MASTER SERVICES AGREEMENT
Exhibit 6.2
ReAlpha Asset Management, Inc. with offices located at 0000 Xxxxxxxxx Xxxx Xxxxx 000 Xxxxxx, XX 00000 (“AMI”) and ReAlpha Operations, Inc. with its principal offices located at 0000 Xxxxxxxxx Xxxx Xxxxx 000 Xxxxxx, XX 00000 (“Manager”) (each a “Party” or in the aggregate “Parties”) hereby enter into this Master Services Agreement (“MSA”) effective 04/28/2021 (“Effective Date”).
NOW, THEREFORE, Manager and AMI, for good and valuable mutual consideration, hereby agree as follows:
1. Structure of the Agreement. Manager or its designated affiliate shall provide the services (“Services”) specified in service schedules (“Schedules”) to, and its subsidiaries as may exist from time to time, referencing this MSA and executed by the Parties. Each Schedule may have attached one or more statements of work (“SOWs”) and exhibits. Each such Schedule, SOW, and exhibit is an “Incorporated Document.” This MSA and the Incorporated Documents are collectively referred to herein as the “Agreement.” In the event of a conflict between the terms of this MSA and the terms of any Incorporated Document, the terms of this MSA shall control; provided however, the Parties may expressly or specifically authorize in writing that a particular term or terms of an Incorporated Document shall control over a particular term of this MSA and then only to the extent provided in such Incorporated Document. Any Manager subsidiary may issue a Schedule, and such issuance will be deemed to be that subsidiary’s agreement to be bound by this Agreement. Unless the Manager otherwise agrees in writing, AMI shall guarantee payment of all Services for any Schedules under this Agreement.
2. Term and Termination.
2.1 Term. The term of this MSA begins on the Effective Date and continues until the earlier of: (a) the expiration or termination of all Incorporated Documents in accordance with their terms, or (b) the termination of this MSA in accordance with its terms, in which case all Incorporated Documents will also terminate, subject to their respective termination provisions.
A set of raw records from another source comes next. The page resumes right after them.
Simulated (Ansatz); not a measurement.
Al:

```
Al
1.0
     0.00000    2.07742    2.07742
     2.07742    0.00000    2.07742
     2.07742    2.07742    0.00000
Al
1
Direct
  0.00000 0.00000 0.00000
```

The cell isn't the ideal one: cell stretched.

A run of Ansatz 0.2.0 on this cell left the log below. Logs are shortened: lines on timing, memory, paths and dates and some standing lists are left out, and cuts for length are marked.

2.2 Termination. This MSA or any Schedule or SOW may be terminated by either Party: (a) without cause upon one hundred eighty (180) days prior written notice; (b) with cause upon the commission of a material breach of this Agreement which is not cured within sixty (60) days after the breaching Party receives notice (except for default in payment which is addressed below); or (c) if the other Party becomes insolvent or bankrupt. The Manager may also, at its option, terminate this MSA or any Schedule or SOW or suspend the Services or any part thereof upon any failure of AMI to pay when due any amounts due hereunder, which failure remains uncured for a period of thirty (30) days after written notice of intent to terminate or suspend such services or agreements.
3. Fees, Charges and Expenses.
3.1 Fees, Charges and Expenses. AMI shall pay to the Manager all fees, charges and expenses (“Fees”) as specified in this Agreement with no right of set-off for any claim filed against the Manager. Manager shall invoice AMI in accordance with the terms set forth in the applicable Schedule or SOW. If AMI in good faith disputes an amount set forth on an invoice, AMI shall pay the undisputed amount and shall promptly notify the Manager of such dispute and work in good faith with the Manager to promptly resolve the disputed amount. All Fees will be billed and paid in U. S. dollars, unless otherwise provided in a Schedule. Except as otherwise set forth in an Incorporated Document, the Fees set forth therein may be adjusted at any time by the mutual written agreement of the Parties.
3.2 Surcharges. AMI shall pay all fuel, security or other surcharges (“Surcharges”) that may be imposed on the Manager by law or by governmental agencies. AMI also agrees to pay Surcharges imposed on the Manager by its providers, including its affiliates, provided that the Manager uses commercially reasonable efforts to minimize Surcharges and the Manager generally applies the Surcharges across its base.
3.3 Late Payments. If AMI fails to make a payment of the Fees when due, AMI shall pay to the Manager a late payment charge which shall be equal to 5% of the unpaid amount of such Fees. Such late payment fee shall be charged for any month where AMI fails to make a payment of the Fees when due.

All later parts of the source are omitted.